Monday, February 19, 2007

A strange new twist in the school closure saga

Late last week, two of our District 43 School Trustees, Keith Watkins and John Keryluk, called for a halt to the school closure process. Here's the news story.

In the meantime, meetings at local schools are now over, and we have a big meeting hosted by the school trustees that has got so big they've expanded it to two nights. Originally scheduled for Tuesday Feb 20, it will now run on both the 20th and the 21st. Eighty-two speakers were scheduled at deadline time. After these meetings, the trustees will deliberate. Their decision on the fate of 8 elementary schools will be announced on February 27.

I checked in last night with Reece Harding, the College Park parent who is heading up the fight to keep our little school open. Reece told me that the official reps for the 8 school Parent Advisory Councils are scheduled first on Tuesday, followed by the remaining speakers over the course of the two nights. Speakers will not be clustered by neighbourhood or school. I think our PAC is #5. Reece is #32, and there will be other speakers from our community throughout. Reece recommended that we attend on Tuesday, but either night should be good for supporting our speakers. And every presenter should be compelling.

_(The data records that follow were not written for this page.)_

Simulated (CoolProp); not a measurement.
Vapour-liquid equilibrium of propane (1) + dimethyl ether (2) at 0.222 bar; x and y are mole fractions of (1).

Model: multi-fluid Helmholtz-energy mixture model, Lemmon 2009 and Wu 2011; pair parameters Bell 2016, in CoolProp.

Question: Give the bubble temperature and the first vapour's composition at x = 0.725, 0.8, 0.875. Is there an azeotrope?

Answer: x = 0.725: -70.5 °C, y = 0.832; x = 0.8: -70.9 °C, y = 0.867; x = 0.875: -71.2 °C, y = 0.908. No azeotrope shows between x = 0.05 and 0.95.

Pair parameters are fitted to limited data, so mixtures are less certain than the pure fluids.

Other speakers of note include two Port Moody City Councillors. Our mayor reports that district staff and trustees have refused to meet with him or other reps from our city. The city, understandably, wants to keep all of its schools (3 Port Moody Schools are on the block). Our councillors seem to be of the opinion that the district's enrolment projections are pessimistic.

As for our little school, if it closes, the kids will be assigned to Seaview Elementary School, a few blocks to the south. This much larger school is less than half full, so it will easily accommodate as many of our kids as do end up going there. One hitch: Seaview is scheduled for a major seismic upgrade in 2007-8. Most of the kids there already will be moved out to portable classrooms for a good part of the school year. So if College Park is closed and our kids move over, they'll face the double disruption of changing schools and learning in temporary classrooms within a de-stabilized school community for most of their first year.

From a dollars and cents point of view, the answer is clear cut: close as many schools as we can and move the kids to fill other schools with empty classrooms, thus saving money on heat, light, maintenance, equipment and administration. From a community point of view, and a social perspective, it's not as easy. A neighbourhood school is something special in the life of a community. Children and families rely on it as a base for learning, living and growing, and not just within the curriculum or school programs. While your kids are there, the school is a centre of family and community life. It will be hard to see some of these bases eliminated, and difficult for those affected to re-establish roots in newly-shaped community groupings.

The next ten days will be very stressful for everyone. I hope that there will be some happy resolution. It's certain that some schools will be closed. I don't wish it for our school, but neither do I wish it for any others.

I have a piece of art given to me by one of our students 4 years ago when we won the fight to keep College Park open. On the back it says "Thank you for saving our school." I'm going to take it to the meeting Tuesday and give it to Reece. No matter what the outcome, this effort has shown the strength of the bonds in our small community. That is something precious indeed.

question: how do you solve a problem like school funding?

mompoet - sad about change

1 comment:

Anonymous said...

With StatCan's recent release of population increases it seems to suggest that SD43 is being even more short-sighted.